Technical Summary: Lie Symmetries of a Generalized Fisher Equation in Cylindrical Coordinates

Problem Statement
This work investigates a generalized Fisher equation formulated in cylindrical coordinates, described by the partial differential equation (PDE):
$$u_t = f(u) + \frac{1}{x}(x g(u) u_x)_x$$
where $u(x,t)$ represents a concentration, and $f(u)$ and $g(u)$ are sufficiently smooth functions. While the equation possesses a trivial time-translation symmetry ($X = \partial/\partial t$) for arbitrary $f(u)$ and $g(u)$, the authors seek to determine specific functional forms of the source term $f(u)$ and the diffusion function $g(u)$ that admit additional Lie point symmetries. Specifically, the study focuses on the case where the diffusion function is exponential, $g(u) = k_1 e^{k_2 u}$, to identify corresponding source functions $f(u)$ that allow for non-trivial symmetry reductions.

Methodology
The authors employ the Lie symmetry method to analyze the invariance properties of the PDE. The procedure involves:

1. Infinitesimal Generator: Defining a vector field $X = \xi(t, x, u)\partial_x + \tau(t, x, u)\partial_t + \eta(t, x, u)\partial_u$.
2. Prolongation: Calculating the second prolongation $X^{(2)}$ of the vector field to account for derivatives up to second order.
3. Determining Equations: Applying the invariance condition $X^{(2)}(u_t - f(u) - \frac{1}{x}(x g(u) u_x)_x) = 0$ on the solution manifold. By substituting the prolongation formulas and equating coefficients of various partial derivatives of $u$ to zero, a system of determining equations is derived.
4. Classification: Solving this overdetermined system under the constraint $g(u) = k_1 e^{k_2 u}$ to classify the allowable forms of $f(u)$.
5. Symmetry Reduction: For each identified symmetry, constructing the characteristic equations to find similarity variables and transforming the original PDE into reduced ordinary differential equations (ODEs).
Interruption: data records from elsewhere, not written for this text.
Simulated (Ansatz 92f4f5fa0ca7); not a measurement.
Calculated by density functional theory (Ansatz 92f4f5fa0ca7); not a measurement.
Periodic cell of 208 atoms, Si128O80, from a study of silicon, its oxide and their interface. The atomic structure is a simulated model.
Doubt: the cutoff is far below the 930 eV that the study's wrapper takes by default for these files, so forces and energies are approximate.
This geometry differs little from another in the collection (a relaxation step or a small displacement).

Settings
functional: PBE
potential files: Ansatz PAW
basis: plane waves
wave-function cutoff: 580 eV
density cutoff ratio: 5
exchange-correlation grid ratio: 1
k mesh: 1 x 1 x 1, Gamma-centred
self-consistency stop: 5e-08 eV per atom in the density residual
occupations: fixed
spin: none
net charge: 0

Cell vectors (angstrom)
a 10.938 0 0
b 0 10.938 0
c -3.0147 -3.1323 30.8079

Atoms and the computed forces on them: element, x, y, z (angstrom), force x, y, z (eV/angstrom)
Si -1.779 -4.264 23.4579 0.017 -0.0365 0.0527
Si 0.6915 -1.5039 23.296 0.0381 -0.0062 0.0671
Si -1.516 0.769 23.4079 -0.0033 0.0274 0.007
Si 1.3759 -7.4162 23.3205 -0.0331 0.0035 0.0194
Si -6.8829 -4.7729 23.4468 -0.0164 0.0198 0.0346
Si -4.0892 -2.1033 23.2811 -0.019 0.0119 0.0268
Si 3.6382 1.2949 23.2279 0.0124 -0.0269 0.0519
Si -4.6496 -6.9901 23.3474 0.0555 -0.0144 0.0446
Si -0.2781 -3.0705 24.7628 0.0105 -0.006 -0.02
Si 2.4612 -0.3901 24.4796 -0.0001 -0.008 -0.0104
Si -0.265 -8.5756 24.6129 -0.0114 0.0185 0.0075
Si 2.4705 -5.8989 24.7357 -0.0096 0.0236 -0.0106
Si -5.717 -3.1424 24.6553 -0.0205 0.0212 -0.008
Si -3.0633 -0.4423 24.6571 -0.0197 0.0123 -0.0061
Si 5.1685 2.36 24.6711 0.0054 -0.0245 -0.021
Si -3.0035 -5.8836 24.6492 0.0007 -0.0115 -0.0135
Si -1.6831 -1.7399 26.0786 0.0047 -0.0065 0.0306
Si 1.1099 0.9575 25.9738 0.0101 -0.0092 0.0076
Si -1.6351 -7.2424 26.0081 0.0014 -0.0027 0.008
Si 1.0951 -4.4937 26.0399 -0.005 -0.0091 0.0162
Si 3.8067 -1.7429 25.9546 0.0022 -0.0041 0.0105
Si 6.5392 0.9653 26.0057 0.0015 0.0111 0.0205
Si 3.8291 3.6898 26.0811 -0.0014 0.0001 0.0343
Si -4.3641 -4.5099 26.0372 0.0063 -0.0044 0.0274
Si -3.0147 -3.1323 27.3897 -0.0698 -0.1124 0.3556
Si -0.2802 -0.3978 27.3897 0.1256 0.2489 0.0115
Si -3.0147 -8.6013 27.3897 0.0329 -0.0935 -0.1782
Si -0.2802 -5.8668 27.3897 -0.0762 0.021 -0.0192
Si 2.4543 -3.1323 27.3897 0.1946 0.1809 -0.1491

Key Contributions and Results
The primary contribution is the complete classification of source functions $f(u)$ that yield Lie symmetries beyond time translation when $g(u) = k_1 e^{k_2 u}$. The authors prove that only three specific types of $f(u)$ satisfy this condition:

• Case (a): $f(u) = k_3 e^{k_4 u}$ (with $k_3, k_4 \neq 0$).
  • Symmetry: The equation admits an additional symmetry $X_2 = (k_4 - k_2)x \partial_x + 2k_4 t \partial_t - 2 \partial_u$.
  • Reduction: This leads to a similarity variable $z = x^2 t^{\frac{k_2}{k_4 - 1}}$ and reduces the PDE to a second-order nonlinear ODE involving $h(z)$. The authors note that if $k_2 = k_4$, this recovers a known case from previous literature, but the case $k_2 \neq k_4$ is a new finding.
• Case (b): $f(u) = k_3 e^{k_2 u} + k_5$ (with $k_3, k_5 \neq 0$).
  • Symmetry: The equation admits $X_2 = e^{-k_2 k_5 t} \partial_t + k_5 e^{-k_2 k_5 t} \partial_u$.
  • Reduction: The similarity variable is $z = x$, and the invariant solution takes the form $u = k_5 t + \frac{1}{k_2} \ln(p(x))$. The reduced equation is a linear ODE solvable in terms of Bessel functions of the first and second kind ($J_0$ and $Y_0$).
• Case (c): $f(u) = k_5$ (with $k_5 \neq 0$).
  • Symmetry: The equation admits two additional symmetries: the same $X_2$ as in Case (b) and $X_3 = k_2 x \partial_x + 2 \partial_u$.
  • Reduction: Using $X_3$, the reduction yields an invariant solution $u(x,t) = \frac{1}{k_2} \ln(x^2/p(t))$, where $p(t)$ satisfies a first-order linear ODE with an exponential solution.

The paper also provides explicit invariant solutions for these cases. For specific parameter choices (e.g., $k_2 = k_4$ or specific integer ratios), the reduced ODEs are solved analytically using Bessel functions. For other cases (e.g., Example 2 where $k_4 = 2k_2$), the authors demonstrate the ability to visualize the solution surface using computational tools (Maple), even when an exact closed-form solution is not immediately available.

Significance and Claims
The authors claim that their work extends previous studies (cited as [7, 16, 17]) which had only examined particular combinations of power-law or exponential functions for $f(u)$ and $g(u)$. By systematically solving the determining equations, this paper:

1. Identifies that the exponential diffusion function $g(u) = k_1 e^{k_2 u}$ restricts the admissible source terms $f(u)$ to exactly three specific forms for non-trivial symmetries to exist.
2. Completes the classification for the exponential diffusion case, including scenarios (such as $k_2 \neq k_4$ in Case a) that were not covered in prior literature.
3. Provides the corresponding reduced ordinary differential equations and invariant solutions for all identified cases, thereby enlarging the set of known solvable forms for the generalized Fisher equation in cylindrical coordinates.

The work concludes that while the Lie symmetry method does not guarantee exact solutions for all PDEs, it successfully transforms this generalized Fisher equation into solvable or analyzable ODEs for the identified specific functional forms.